Synopses & Reviews
Leon Hess' business acumen started with picking up oil waste products and delivering them for residential use and eventually to refiners and utilities in 1933. His single-truck business quickly grew to a fleet of 12 and after returning from the war, he branched out, building his own oil refineries first at home, and later offshore as he developed Hovensa, the largest refinery in the Western Hemisphere, which he ran jointly with the Venezuelan government. With his acquisition of Amerada in the 1960s, he entered the high-stakes world of oil discovery and production, spreading his company's name -- and resources -- globally. His eagerness to expand the Hess empire led the company to stake one of the largest claims on the shale acreage that is now pushing the U.S. toward energy independence. Fourteen years after his death, his son John Hess faces what may be the end of the family era at Hess Corp., with a revolt from company shareholders who have accused him of mismanagement and attacks on a board stacked with his father's lifelong friends. Stripped of his chairmanship, John is shutting refineries that once were the company's major earners and seeking to sell the signature green-and-white gasoline stations that dot the Northeast and inspired the toy trucks that have become collectors' items. This book will answer a 2 main questions:
- Who is the private figure who built the distinctive Hess brand: a Jewish man who did business with some of the world's most powerful Arab leaders, a sports enthusiast who refused to let his family inherit his beloved football team, a tough businessman who also liked to give employees holiday gifts, a supporter of conservative politicians and a philanthropist whose foundation supports pro-abortion causes?
- What will remain of the legacy of a man who was the last of the oil titans, creating a major integrated company in the mode of John D. Rockefeller?
Synopsis
A glimpse of the savvy that built a global corporation from scratch Hess: The Last Oil Baron profiles a titan of the oil industry, mapping the journey of the quintessential American dream. The story of Leon Hess follows an immigrant kosher butcher's son as he builds an oil dynasty that may never be matched. The multinational, multi-billion-dollar company began with a single second-hand delivery truck and the Rockefeller-caliber business acumen of one young man. Interviews with former employees, beneficiaries, and even his high school sweetheart provide an insider's perspective on the man behind the legacy, allowing today's aspiring entrepreneurs the opportunity to learn from one of the nation's most inspiring success stories.

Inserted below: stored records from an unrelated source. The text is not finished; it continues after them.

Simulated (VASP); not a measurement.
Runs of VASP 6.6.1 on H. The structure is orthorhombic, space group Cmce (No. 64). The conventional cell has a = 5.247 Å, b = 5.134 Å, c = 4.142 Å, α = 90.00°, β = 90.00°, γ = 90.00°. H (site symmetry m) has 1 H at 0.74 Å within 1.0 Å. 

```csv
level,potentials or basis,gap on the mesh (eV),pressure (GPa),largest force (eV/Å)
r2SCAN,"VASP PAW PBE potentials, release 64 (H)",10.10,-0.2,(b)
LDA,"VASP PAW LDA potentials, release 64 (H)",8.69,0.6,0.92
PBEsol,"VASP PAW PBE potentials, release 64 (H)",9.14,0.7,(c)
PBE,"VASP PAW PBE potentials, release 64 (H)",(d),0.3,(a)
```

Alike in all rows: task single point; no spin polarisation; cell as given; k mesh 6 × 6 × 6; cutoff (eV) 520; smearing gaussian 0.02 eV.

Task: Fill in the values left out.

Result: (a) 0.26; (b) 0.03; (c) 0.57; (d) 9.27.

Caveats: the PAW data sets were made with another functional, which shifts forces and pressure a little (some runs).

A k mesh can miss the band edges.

Leon Hess built a global empire from the ground up. Along the way, he fought in a war, did business with Muammar Qaddafi, won a Super Bowl as the owner of the Jets, was involved in Watergate, and introduced the Hess toy truck that became a holiday tradition for millions of Americans. More than just a book of business strategy, Hess tells the story of a life fascinatingly lived, and the legacy he left behind.
- Discover the man behind the company, the Jets football team, and the iconic toy truck
- Learn how the actions of Leon Hess affected the modern push toward energy independence
- Study the strategy that turned a single-truck operation into a major integrated company
- Consider the challenges Hess Corp. faces to its family legacy today, and the solutions being implemented
Leon Hess' strategies and techniques can be emulated and imitated, but his entrepreneurial fire is something altogether more rare. Hess provides readers with a glimpse of the man whose unrivaled ambition changed an industry and a nation.